Academic Freedom in the Global South: Social and Institutional Lessons Learned from Latin America, the Caribbean and Africa
Presentation
Since 2021, the Knowledge Network on the Right to Higher Education from the Global South (REGS) has been working to consolidate an international network of research, dialogue and knowledge production that problematizes educational inequalities and promotes alternative approaches to guarantee the right to education from the Global South.
On this occasion, the Latin American Council of Social Sciences (CLACSO) and the Council for the Development of Social Science Research in Africa (CODESRIA), as part of the institutions that make up and support this network, invite research teams to submit projects that critically and contextually address the challenges of Academic Freedom in the regions of Latin America, the Caribbean and Africa.
In a global context marked by political, social, and technological transformations, academic freedom—understood not only as an individual right of faculty and students, but also as a fundamental pillar of university autonomy, democracy, and the strengthening of civic spaces—faces increasing threats. This call for proposals seeks to promote critical thinking and the production of original knowledge that allows us to understand, make visible, and defend spaces of knowledge production against censorship, harassment, precarity, and commodification, with a particular focus on fostering South-South dialogue.
Objectives of the Call
- To promote empirical and theoretical research on the state of academic freedom in Latin America, the Caribbean and Africa.
- Strengthen academic cooperation and the exchange of experiences and learning between research teams from both regions.
- To produce inputs that contribute to public debate and influence higher education policies that guarantee autonomy and the right to science.
Thematic Areas of Interest
Research projects must be registered under one or more of the following axes:
- Democracy, autonomy, and academic freedom: Impact on academic freedom, freedom of learning, and research agendas. Resistance to external pressures, harassment, and denialism.
- Academic freedom and university governance: the role of students, academic staff and faculty in university governance.
- The human right to science and knowledge: Access gaps and their impact on freedom of thought and intellectual work. Production and social circulation of knowledge as a public and common good.
- Intersectionality and Academic Freedom: Analysis of inequalities of gender, race, ethnicity, territory and class in educational, academic and scientific production trajectories.
- Socio-educational equality: Epistemic diversity and cognitive sovereignty: Dialogues between academic, ancestral, and popular knowledge. Strategies against epistemic hegemony and the defense of local knowledge systems.
- Knowledge in Resistance: Good Living and Ubuntu as horizons for a Pluriversal Academic Freedom.
- Academic freedom in the post-truth era: Disinformation, algorithms and the human right to science.

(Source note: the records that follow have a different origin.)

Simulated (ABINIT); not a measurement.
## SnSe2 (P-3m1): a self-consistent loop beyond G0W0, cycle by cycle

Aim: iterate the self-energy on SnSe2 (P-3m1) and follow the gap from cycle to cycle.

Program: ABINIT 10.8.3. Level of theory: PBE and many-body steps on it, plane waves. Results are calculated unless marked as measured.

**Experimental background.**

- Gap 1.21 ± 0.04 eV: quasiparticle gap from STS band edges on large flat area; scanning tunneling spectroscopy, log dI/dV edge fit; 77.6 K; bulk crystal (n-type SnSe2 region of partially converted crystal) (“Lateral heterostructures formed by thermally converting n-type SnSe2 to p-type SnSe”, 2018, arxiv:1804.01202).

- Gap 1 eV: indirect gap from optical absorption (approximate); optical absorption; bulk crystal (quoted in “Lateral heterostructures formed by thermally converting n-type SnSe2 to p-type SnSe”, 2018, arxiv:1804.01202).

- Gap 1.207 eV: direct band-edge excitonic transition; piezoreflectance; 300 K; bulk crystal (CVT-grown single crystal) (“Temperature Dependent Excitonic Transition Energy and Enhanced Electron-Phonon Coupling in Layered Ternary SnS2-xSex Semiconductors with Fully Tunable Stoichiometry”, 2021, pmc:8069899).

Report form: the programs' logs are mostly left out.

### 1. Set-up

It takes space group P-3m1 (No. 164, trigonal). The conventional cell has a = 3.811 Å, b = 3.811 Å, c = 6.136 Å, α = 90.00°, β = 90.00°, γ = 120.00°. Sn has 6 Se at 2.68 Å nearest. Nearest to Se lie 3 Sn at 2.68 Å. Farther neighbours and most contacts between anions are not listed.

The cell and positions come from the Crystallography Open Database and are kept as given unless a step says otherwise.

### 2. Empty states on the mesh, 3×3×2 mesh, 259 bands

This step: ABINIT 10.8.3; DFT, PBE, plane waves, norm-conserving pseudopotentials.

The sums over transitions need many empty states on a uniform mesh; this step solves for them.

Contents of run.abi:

- Methodologies for the qualitative and quantitative evaluation of academic freedom in the Global South.
- Comparative studies: Transregional analyses between countries in Latin America, the Caribbean and Africa.
- Academic freedom in the digital age: Artificial intelligence, biases, data sovereignty, algorithmic justice and their implications for academic freedom.
- The university in a neoliberal context: the question of intellectual freedom, institutional and academic integrity, staff work and unionization, the commodification of education, and neo-managerialism.
For more informations, view this link https://www.clacso.org/libertad-academica-en-el-sur-global-aprendizajes-sociales-e-institucionales-desde-america-latina-el-caribe-y-africa
Registration deadline: May 29, 2026
Results announced: August 7, 2026
Research period begins: September 1, 2026
The results will be published on the CLACSO website. The winners will be contacted by email.